Tuesday, December 14, 2010

 

Imaginative Reconstruction

George Santayana, "Moral Symbols in the Bible," in The Idler and his Works, and Other Essays, ed. Daniel Cory (1957; rpt. Freeport: Books for Libraries Press, 1969), pp. 152-178 (at 153-154):
If you open any ancient book, even the oldest in existence, you are at once confronted by a finished language, a multitude of assumed persons and things, a full-fledged pantheon, and a current morality. Thus history begins by plunging, like the approved epic, in medias res. We have no means of going further back; and in order to understand the background of the earliest records our one resource is to read on. Gradually the uses of words will reveal their acceptation: the persons named, by their attributions and conduct, will disclose their character; and we shall come to know the world we read of as we have in a measure unraveled the world in which we live, by gradual acquaintance and shrewd hypothesis. Every feature in an ancient document and in the life it describes is a symbol which we must endeavor to interpret. It is an expression the significance of which we have to reconstruct, a result the causes and meaning of which we have to discover.

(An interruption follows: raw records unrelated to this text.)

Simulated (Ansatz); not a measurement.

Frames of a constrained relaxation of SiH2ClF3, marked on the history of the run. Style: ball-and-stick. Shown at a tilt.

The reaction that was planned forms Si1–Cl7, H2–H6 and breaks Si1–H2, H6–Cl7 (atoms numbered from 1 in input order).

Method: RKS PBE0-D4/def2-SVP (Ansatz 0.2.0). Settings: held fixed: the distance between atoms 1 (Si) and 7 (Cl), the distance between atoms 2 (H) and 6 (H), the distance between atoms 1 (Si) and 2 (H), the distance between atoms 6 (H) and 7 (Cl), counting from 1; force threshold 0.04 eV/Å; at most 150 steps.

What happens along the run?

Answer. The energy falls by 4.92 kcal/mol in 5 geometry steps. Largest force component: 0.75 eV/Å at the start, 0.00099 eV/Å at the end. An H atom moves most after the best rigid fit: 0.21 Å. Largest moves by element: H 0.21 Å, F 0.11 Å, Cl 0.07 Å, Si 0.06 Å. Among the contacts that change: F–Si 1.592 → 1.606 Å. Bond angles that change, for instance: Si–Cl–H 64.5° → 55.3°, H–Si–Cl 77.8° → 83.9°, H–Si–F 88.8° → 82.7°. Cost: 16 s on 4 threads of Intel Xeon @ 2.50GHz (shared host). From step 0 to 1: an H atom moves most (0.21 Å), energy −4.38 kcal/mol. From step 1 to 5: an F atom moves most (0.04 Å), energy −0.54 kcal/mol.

In the Bible we find many such symbols standing for things easily recognized and familiar to every age: words for sun, moon, horse, bread, water. Yet even here much imaginative reconstruction is needed if we wish to render back to those names the full resonance they had in antiquity. Who but a poet could ever say what the moon was to the shepherds of Asia, or the horse or the well to men who lived in the desert?